Jesus addresses the question two ways.
First, he challenges the Pharisees to remember what the law is about. Jesus quotes a passage from the prophet Isaiah: “This people honors me with their lips, but their hearts are far from me; in vain do they worship me, teaching human precepts as doctrines” (Mark 7:6–7). Jesus raises the question, “Is the law for you, or for God?”
It’s important to realize that this isn’t much of an answer; it wouldn’t have been satisfying to the Pharisees. The Pharisees get a bad rap for being the ones who challenge Jesus, but the Pharisees were pious, observant Jews. In most cases, they were keeping the law in order to acknowledge God; they just fell short from time to time, as we all do. So when Jesus calls them hypocrites, a valid response might have been, “OK, Jesus, we may be hypocrites, but what does our being hypocrites have to do with your disciples breaking the law? What’s wrong with the law, Jesus?”
Seeming to anticipate this objection, Jesus gives them a new teaching: “Listen to me, all of you, and understand, there is nothing that by going in can defile, but the things that come out are what defile.” Jesus overturns the law. But the teaching doesn’t end there. Jesus gives a new teaching: “It is from within, from the human heart, that evil intentions come: fornication, theft, murder, adultery, avarice, wickedness, deceit, licentiousness, envy, slander, pride, folly. All these evil things come from within, and they defile a person” (Mark 7:21–23). Notice Jesus doesn’t just throw out the rules. He’s got rules of his own. He wants us to deal justly with one another; he wants us to speak the truth and act unselfishly; he wants us to treat our bodies with the honor they deserve; he wants us to forgive one another; he wants us to realize that we have choices to make; and he wants us to make choices that give life, not choices that take life from us.
Seems like a good teaching. I’m almost inclined to tell you to do it just because Jesus said so and quit early, but a couple of problems remain. For one thing, we live in a world where not everyone believes in Jesus, and for another thing, you may find yourself in a situation where one of Jesus’ teachings doesn’t seem to make sense. If we’re not willing to talk about those things, Jesus’ teaching isn’t much more helpful than the law it replaces.

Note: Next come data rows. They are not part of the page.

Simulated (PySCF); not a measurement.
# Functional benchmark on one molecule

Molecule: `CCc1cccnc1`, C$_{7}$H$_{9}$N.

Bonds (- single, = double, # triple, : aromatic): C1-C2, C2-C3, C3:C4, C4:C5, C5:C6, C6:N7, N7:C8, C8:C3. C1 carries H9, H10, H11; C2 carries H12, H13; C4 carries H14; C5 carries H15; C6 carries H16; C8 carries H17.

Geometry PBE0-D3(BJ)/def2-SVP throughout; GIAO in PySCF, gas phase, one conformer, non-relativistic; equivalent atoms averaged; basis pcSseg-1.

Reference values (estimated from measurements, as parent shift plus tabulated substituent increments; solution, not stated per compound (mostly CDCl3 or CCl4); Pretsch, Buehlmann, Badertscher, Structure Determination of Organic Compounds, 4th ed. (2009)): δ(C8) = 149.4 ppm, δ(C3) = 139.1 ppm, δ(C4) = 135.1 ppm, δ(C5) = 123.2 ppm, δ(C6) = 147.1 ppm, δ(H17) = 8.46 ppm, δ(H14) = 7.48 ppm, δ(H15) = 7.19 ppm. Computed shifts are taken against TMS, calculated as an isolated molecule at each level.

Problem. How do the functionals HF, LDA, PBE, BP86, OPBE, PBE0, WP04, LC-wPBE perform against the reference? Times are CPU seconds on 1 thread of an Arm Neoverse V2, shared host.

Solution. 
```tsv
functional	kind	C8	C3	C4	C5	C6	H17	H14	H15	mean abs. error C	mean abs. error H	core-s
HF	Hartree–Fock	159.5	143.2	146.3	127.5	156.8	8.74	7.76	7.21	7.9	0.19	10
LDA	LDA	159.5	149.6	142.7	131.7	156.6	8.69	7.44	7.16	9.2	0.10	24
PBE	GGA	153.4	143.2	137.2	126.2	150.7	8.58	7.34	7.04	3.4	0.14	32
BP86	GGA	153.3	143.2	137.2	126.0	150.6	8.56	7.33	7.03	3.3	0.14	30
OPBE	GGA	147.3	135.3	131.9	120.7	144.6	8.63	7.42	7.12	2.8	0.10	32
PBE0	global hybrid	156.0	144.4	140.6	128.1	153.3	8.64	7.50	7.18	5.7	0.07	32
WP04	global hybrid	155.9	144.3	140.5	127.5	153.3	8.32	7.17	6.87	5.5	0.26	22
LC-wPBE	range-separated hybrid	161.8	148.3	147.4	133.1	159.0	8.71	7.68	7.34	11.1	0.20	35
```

I was considering how I might defend Jesus’ teachings if I didn’t believe in Jesus, so I called a rabbi friend of mine, and said, “Aaron, you don’t believe in Jesus, but you don’t obey all the food laws either, so what do you tell people when they ask you which laws are still important to obey?” Aaron said the problem with understanding the law is in translation. The Hebrew word, halakah, that gets translated “law” doesn’t indicate any kind of destination. Halakah means “a going” or “a journey.” To whatever extent the Pharisees treated the law as an end in and of itself, Jesus was right to correct them. A more succinct way to state this error, lost in translation, is that God gives us brains and expects us to think.
Christians actually think about law in a very similar way. Bill Enright, the pastor who raised me, calls the Ten Commandments channel markers. In this life, sometimes we feel like great ships on open seas, free to set any course we like; other times we feel like small sailboats tossed about by treacherous waters. “It’s the channel markers,” Bill used to say, “that invite me to live carefully, for life is a journey with choices to be made and values to be pursued and priorities to be set. We humans are not God’s puppets, we are God’s children, blessed with lives to be lived” (Channel Markers, p. 5).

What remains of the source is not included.